The Maximals' designs are sometimes nightmare-inducing, sure, but I kinda have to respect it when an entire team of people goes "we made them ugly on purpose" lawl. And yeah there are a very few minor incongruities with BW, like Rhinox and Megatron's motivations/goals, but all things considered even those few things work pretty seamlessly in-context. Goes to Marty Isenberg's credit as a writer then, given he hadn't seen much/any of BW at the time, then. Plus it gave more depth to chars like BA & Silverbolt, rly made me retroactively enjoy them more, since in BW they were a bit onenote.
Watched all at once, it really does just feel in the same vein as any of the Dreamwave/earlyIDW comics, or TFA's more darker bits, or what-have-you; it's just got some weird designs, and also really wanted to ride that Y2K cyberpunk dystopia aesthetic lol.
It's not a terrible directionless insult at all, and it wasn't some foreign high-art student film neither (tho the "we are transformed" in S1 was pushing it lol); it was just a good, well-written action show.

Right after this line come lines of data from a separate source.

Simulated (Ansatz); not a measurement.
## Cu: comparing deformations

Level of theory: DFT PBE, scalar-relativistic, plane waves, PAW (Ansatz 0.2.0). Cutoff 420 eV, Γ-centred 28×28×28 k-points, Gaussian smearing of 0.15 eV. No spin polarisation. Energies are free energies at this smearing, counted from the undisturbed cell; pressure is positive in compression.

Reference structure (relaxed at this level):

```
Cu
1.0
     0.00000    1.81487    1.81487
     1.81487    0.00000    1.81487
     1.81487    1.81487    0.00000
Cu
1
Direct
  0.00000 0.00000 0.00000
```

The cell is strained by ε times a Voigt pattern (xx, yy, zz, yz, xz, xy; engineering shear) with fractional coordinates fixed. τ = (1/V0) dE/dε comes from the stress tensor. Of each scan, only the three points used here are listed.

I guess it must have been several times more frustrating back in the day, I would assume? Given you'd have to wait a long time for stuff like Primal's S1 nature obsession to be revealed as intentionally him going too far, etc; maybe it was too serialized for its own good at the time. Nevertheless, I think the fact it's retained such weirdly extreme opinions on both sides today a bit bizarre. I guess people don't want to give it the time of day too much given the designs, that'd make sense... but still, yeah, idk. Fun show, I liked it.
Shoutouts to Strika using her rocket booster feet to skate around exactly like Shadow the Hedgehog in that one scene, lol.